The device has two dip switches dedicated to select one of the 4 printe rmodels. I agree that the difference between them is probably minor and related to some control characters.
I started this thread as I was asked if the test equipment could be used to DOCUMENT measurements, without owning one of the four supported printer models.
Of course I searched eBay for a cheap listing of those printers, but there is none being sold, at least at reasonable prices.
I think I can now say that a solution is possible and it consists in hooking up some form of Arduino and send the decoded bytes from the test equipment over USB/serial port to the PC for further processing/formatting.
I thought that this application would be of general interest, as there is probably a lot of older test equipment in this situation: works fine, but only output is through some old centronics printer.
Now I need to see if the test equipment is indeed purchased and if so, I will look further into this. I keep mentioning Arduino, because I feel confortable in considering I will be able to program it as opposed to some other microcontroller. I am not a low level programmer. Also, I don't think that ther will be any timing issues, as stated before: LPT is as fast as the printer allows.

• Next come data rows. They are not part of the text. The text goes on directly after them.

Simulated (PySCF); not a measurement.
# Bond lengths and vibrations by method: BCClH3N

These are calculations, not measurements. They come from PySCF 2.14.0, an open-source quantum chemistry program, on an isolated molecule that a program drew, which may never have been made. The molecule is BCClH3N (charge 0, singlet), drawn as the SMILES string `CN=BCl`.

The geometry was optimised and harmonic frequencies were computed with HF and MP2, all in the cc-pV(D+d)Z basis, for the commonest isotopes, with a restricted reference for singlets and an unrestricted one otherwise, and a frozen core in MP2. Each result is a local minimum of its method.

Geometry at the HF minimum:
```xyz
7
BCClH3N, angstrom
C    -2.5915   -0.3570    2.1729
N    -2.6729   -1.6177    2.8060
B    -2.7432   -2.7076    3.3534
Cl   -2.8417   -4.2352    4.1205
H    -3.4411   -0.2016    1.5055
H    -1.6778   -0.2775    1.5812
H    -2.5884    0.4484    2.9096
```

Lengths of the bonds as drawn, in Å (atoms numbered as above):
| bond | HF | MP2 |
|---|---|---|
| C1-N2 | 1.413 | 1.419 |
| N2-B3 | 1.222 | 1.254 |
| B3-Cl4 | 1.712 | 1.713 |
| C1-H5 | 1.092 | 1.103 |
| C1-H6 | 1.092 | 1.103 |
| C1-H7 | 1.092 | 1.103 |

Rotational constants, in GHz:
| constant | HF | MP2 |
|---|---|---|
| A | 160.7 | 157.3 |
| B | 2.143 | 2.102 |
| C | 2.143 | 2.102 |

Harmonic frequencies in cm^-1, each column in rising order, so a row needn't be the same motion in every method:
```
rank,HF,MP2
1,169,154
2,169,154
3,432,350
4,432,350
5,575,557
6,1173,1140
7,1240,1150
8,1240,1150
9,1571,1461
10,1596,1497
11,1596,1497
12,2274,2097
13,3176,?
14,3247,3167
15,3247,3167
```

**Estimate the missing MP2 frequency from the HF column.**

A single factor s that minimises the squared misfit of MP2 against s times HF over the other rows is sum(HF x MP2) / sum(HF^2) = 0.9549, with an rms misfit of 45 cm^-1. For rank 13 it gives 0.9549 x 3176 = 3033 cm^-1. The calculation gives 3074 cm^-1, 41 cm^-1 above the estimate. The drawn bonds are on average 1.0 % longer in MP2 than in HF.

I remember that those old dot matrix printer would allow some escape sequence, where each byte would be interpreted as a vertical line of 8 pixels (or something like that). This would generate the bitmap graphics. At this point I don't know if the test equipment supports this, but I think I would be able to reconstruct the bitmap with some VB .net programming.
The linked Retro Printer looks spot on, but I just realized that there doesn't seem to be much going on... Last entry of June 2017, before 2015. Probably a dead project, unfortunately. If only they knew that there is another market besides retro computing: test equipment!